Every landlord eventually needs to formally notify a tenant that it's time to leave. Whether the lease is ending, the property is being sold, or a month-to-month tenancy needs to terminate, a written tenant notice to vacate template saves you from starting from scratch — and protects you legally if the tenant disputes the notice later.
This article gives you a ready-to-use template, explains each section, and walks through how to customize it for your specific situation. It also covers required notice periods by state and how to send the letter via USPS First-Class Mail without touching a printer or driving to the post office.
What This Template Solves — and Who It's For
This template is for landlords, property managers, and real estate investors who need to formally notify a tenant that:
- Their lease will not be renewed at the end of the current term
- They must vacate by a specific date (for non-payment, lease violation, or other cause)

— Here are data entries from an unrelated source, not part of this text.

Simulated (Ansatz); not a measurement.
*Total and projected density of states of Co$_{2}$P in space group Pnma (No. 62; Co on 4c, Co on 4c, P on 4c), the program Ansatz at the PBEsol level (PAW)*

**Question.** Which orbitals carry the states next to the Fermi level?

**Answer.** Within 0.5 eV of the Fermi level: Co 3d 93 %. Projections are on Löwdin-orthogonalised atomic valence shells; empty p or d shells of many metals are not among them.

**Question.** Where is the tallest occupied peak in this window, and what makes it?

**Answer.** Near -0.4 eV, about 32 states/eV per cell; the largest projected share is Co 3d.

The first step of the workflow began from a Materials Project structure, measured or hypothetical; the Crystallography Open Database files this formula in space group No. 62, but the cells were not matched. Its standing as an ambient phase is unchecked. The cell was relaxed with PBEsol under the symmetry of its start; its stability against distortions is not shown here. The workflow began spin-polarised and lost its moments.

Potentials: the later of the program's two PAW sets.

- A month-to-month tenancy is being terminated
- The property is being sold, redeveloped, or owner-occupied
A casual text message or email doesn't cut it in most states. Physical written notice delivered by mail is either legally required or strongly recommended to create a provable paper trail. This template is designed to be printed and mailed — or sent directly through a platform like WriteToMail that handles printing, postage, and USPS delivery for you.
The Tenant Notice to Vacate Template
Copy and customize the template below. Fields in brackets are placeholders — replace them with your actual information before sending.
[Your Full Name or Property Management Company Name] [Your Mailing Address] [City, State, ZIP Code] [Phone Number] [Email Address] [Date]
[Tenant Full Name] [Tenant Address — Unit Number, Street] [City, State, ZIP Code]
RE: Notice to Vacate — [Full Property Address Including Unit Number]
Dear [Tenant Full Name],
This letter serves as formal written notice that your tenancy at the above-referenced property will terminate on [Move-Out Date]. You are required to vacate the premises and return all keys, access cards, and parking passes no later than [Move-Out Date] by [Time, e.g., 12:00 PM / Noon].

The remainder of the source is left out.